Anders Walter’s Ivalu is based on the graphic novel of the same name, and shares the story of a young girl, who’s been deeply impacted by the disappearance of her sister. This live-action short was shot in Greenland and is now in consideration for an Academy Award.
Anders Walter is an Oscar-winning film director and screenwriter, who was recognized in 2014 for his short film Helium. Additionally, his film 9 Meter was shortlisted for an Oscar in 2013.
Ivalu was produced by Rebecca Pruzan and Kim Magnusson, and touches on taboo topics such as incest, rape and suicide. In the short, young Ivalu has disappeared, leaving her sister Pipaluk desperate to find her. She explores Greenland’s icy landscape alone, with a single raven staying close by and seemingly giving her direction. Her father, on the other hand, expresses little concern over Ivalu’s disappearance, and the viewer ultimately learns of his dark secret.
Photo: Director Anders Walter
The cast features newcomers Mila Heilmann Kreutzmann (Pipaluk) and Nivi Larsen (Ivalu). Greenlandic actor Angunnguaq Larsens portrays their father.
“The structure of Ivalu is quite different from my other films,” Walter explains. “The film relies a lot more on tone and mood than my previous works, and editing became quite a challenge, as there were many ways to go about the structure for the film. I have never spent so much time editing a short, trying multiple storylines and insisting on keeping the structure open. I wanted the film to feel like a piece of poetry, where you slowly get sucked into the tone and mood, and less a feeling of a linear story. So much of the poetry depended on Mila's voiceover. It had to feel almost hypnotic, and at the same time, the evolving suspense had to have a strong presence. That balance was extremely difficult, but I believe we cracked the code in the end.”

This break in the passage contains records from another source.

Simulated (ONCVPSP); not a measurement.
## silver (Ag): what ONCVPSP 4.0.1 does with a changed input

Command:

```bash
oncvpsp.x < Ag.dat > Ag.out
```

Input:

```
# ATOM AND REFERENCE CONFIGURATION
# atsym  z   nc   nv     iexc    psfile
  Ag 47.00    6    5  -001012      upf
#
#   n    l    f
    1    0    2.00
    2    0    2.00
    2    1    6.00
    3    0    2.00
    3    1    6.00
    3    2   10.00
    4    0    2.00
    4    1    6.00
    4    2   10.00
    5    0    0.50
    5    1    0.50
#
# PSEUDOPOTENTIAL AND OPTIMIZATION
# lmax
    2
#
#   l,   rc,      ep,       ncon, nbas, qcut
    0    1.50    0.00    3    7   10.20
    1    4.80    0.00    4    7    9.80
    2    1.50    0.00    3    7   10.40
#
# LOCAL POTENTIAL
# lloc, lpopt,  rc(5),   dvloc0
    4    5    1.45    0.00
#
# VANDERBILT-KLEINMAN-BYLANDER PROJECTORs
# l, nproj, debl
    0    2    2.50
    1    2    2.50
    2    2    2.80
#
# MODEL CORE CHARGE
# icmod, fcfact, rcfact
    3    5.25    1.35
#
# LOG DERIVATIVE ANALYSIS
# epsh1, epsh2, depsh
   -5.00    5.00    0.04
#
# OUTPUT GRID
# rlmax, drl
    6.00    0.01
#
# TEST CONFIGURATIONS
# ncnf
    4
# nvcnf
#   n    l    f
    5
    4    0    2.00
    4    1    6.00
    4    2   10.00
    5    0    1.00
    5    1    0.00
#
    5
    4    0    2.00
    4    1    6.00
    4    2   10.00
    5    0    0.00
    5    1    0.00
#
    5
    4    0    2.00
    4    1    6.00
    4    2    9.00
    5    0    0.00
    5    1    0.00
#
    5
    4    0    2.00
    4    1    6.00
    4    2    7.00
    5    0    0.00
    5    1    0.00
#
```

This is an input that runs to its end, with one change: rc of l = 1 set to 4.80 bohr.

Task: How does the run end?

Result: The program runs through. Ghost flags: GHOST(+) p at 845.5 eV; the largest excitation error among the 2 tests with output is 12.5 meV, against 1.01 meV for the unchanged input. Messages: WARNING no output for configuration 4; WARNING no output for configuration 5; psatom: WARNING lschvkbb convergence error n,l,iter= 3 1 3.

An Arriflex camera was used for the 10-day shoot, and vintage Russian prime lenses helped to give the imagery its somewhat distorted and soft feeling. Live-action footage of the ever-present raven was shot separately in the Czech Republic and added later in post. 3D elements of the bird were also used for smaller and distant perspectives.
“Nature plays such an important part in the story, and the vast nature helped the film elevate to a more poetic visual tale,” Walter concludes.